Life + Style
15,000 Menorahs Unto the Nations
If you visit a famous landmark like the Eiffel Tower or Brandenburg Gate this December, you’ll likely encounter another famous structure standing in its shadow. Thanks to Chabad, thousands of giant Hanukkah menorahs will be lit in public spaces around the world beginning on December 22, the first night of the eight-day holiday.
According to Chabad.org, more than 15,000 of its menorahs were lit in public spaces around the world last year while its emissaries distributed more than 700,000 personal-use-size menorahs.
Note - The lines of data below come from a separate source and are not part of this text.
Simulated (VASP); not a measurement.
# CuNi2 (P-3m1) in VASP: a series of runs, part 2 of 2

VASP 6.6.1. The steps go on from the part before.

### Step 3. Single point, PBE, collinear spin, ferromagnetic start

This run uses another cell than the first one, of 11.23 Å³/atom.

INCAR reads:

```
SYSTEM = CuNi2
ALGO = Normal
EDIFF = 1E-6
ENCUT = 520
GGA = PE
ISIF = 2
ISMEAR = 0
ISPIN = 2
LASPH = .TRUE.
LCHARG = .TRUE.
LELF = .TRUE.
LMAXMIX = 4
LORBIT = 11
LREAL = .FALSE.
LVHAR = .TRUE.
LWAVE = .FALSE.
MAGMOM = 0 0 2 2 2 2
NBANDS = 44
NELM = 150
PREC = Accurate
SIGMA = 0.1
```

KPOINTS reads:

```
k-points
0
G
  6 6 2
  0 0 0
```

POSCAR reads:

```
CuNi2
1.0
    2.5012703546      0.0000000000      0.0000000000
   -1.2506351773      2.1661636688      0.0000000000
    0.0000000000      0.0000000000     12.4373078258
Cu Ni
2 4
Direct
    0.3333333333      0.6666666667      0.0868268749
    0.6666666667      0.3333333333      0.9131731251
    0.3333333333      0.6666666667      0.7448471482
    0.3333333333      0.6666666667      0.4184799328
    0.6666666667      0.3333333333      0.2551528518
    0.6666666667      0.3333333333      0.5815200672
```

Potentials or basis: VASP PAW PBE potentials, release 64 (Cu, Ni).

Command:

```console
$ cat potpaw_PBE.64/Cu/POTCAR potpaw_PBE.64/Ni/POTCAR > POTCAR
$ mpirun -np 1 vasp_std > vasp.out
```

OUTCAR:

The public lightings began in the early 1970s as a campaign to involve more Jews in observing the ritual as well as to spread general awareness of the holiday. Over the 1980s, multiple court cases in the United States—many brought by Jewish groups that opposed the practice, such as the American Jewish Congress—sought to ban the displays on public property, based on the separation of “church and state” rooted in the Constitution. Gradually, however, the lightings have become more widespread and accepted as part of a holiday display, often erected near a Christmas tree.
The largest and most famous Chabad menorah is raised each year in New York City’s Grand Army Plaza, at Fifth Avenue and 59th Street. It was architect and designer Atara Ciechanover who brought the 32-foot-high, two-ton menorah to life. After passing Chabad’s original one stationed there in 1985, she felt the design could be improved. With the approval of the late Lubavitcher Rebbe, Menachem Mendel Schneerson, Ciechanover commissioned famed Israeli artist Yaacov Agam to design a new one.
“It is due to her vision, dedication and careful attention to detail that for the last 33 years, the Fifth Avenue menorah has been a truly Jewish work of art, and a fitting torchbearer for the message of the Hanukkah lights,” said Rabbi Dovid Margolin, associate editor at Chabad.org. Although Agam’s exact creation has not been replicated outside Manhattan, the typical Chabad menorah is similar, featuring the same straight branches yet built on a simpler, smaller scale.
Indeed, Chabad’s straight-branch menorahs are based on rabbinic interpretation. According to Rabbi Motti Seligson, Chabad’s director of media, the Rebbe believed that the seven-branch curved menorah resembled the utilitarian lamps used to illuminate much of the Temple in Jerusalem, but that the primary golden menorah was formed with straight diagonal branches—a design that he maintained must be followed for Hanukkah’s nine-branch menorahs.